Republican State Senator Claims New State Laws Have Already Increased Fuel Prices


State Sen. Mark Schoesler, R-Ritzville, released a statement on Friday arguing two state environmental laws that took effect on Jan. 1 were already causing a rise in fuel prices. 

According to Schoesler, he was informed by the Washington Independent Energy Distributors Association that gasoline and diesel prices have risen as a result of the state’s newly implemented low-carbon fuel standard and cap-and-invest, which Schoelser refers to as “cap-and-tax,” laws.

Both laws were passed by the Legislature in 2021 but did not take effect until Jan. 1.

Schoesler said data he has seen showed a gasoline price increase of 33.06 cents per gallon due to the cap-and-invest law while the low-carbon fuel standard had increased prices by about 1.54 cents per gallon. The price of diesel also rose by 42.35 cents due to the cap-and-invest law and 1.45 cents due to the low-carbon fuel standard, he claimed.

“The wholesale fuel prices that I saw clearly show that ‘cap-and-tax’ and the low-carbon fuel standard are forcing fuel prices to increase at eastern Washington gas stations, and western Washington gas stations likely will see a similar hike. This contradicts claims by the governor and some of his allies that ‘cap-and-tax’ and LCFS will cause fuel prices to go up by only a few cents a gallon,” said Schoesler.

Schoesler also claimed heating-fuel prices have also risen in recent days, adding there was another two months of winter ahead. 
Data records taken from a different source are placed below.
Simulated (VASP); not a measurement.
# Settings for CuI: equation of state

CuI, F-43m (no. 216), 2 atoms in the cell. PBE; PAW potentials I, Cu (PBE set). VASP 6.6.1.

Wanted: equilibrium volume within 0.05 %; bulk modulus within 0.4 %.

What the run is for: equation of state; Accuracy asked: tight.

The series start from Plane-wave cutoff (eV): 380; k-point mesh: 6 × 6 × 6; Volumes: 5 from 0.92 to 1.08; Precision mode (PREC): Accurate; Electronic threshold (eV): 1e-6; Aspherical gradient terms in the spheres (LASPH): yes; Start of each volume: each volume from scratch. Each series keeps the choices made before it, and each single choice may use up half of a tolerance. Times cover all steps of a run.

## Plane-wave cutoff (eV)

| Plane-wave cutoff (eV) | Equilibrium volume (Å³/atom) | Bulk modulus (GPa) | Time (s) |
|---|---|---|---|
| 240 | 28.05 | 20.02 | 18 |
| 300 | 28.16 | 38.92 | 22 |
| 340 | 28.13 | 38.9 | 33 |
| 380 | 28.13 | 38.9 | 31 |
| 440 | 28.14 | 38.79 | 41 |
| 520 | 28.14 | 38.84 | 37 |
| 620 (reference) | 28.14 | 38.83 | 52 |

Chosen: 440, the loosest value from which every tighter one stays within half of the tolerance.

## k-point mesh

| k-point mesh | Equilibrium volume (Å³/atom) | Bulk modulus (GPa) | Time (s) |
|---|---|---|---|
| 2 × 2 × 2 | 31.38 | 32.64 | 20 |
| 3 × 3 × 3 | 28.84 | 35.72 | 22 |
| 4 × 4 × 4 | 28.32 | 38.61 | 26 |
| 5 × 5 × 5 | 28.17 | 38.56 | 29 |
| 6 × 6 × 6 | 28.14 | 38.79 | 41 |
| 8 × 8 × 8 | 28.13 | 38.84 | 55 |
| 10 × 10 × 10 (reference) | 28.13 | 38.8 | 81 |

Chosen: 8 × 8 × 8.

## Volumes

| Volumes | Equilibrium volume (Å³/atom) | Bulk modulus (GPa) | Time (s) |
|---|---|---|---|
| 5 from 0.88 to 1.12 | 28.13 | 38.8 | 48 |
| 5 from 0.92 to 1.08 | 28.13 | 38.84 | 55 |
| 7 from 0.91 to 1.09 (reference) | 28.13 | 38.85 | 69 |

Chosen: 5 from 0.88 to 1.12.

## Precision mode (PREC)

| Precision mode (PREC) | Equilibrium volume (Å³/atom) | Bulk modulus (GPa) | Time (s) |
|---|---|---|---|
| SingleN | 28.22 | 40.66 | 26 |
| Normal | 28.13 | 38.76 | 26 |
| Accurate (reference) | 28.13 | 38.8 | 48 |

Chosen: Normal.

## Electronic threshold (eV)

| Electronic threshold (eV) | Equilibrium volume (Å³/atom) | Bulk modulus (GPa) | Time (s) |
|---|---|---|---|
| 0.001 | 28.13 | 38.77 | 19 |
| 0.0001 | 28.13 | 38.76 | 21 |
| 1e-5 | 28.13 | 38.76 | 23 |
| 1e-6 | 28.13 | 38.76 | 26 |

“Ever since these two laws were passed by the Democrats and signed by the governor, I’ve warned that they will force fuel prices to significantly increase. Now that these laws have gone into effect, we’re seeing that they indeed are causing hikes in fuel and heating-oil prices,” Schoesler said. “This will hurt nearly everyone — commuters, parents taking their kids places, truckers and delivery drivers, and those working in agriculture. These increases will act like a gas-tax hike, but with no guaranteed benefits for our roads and highways.”

A spokesman for Gov. Jay Inslee had not responded to The Chronicle’s request for comment as of the newspaper’s deadline.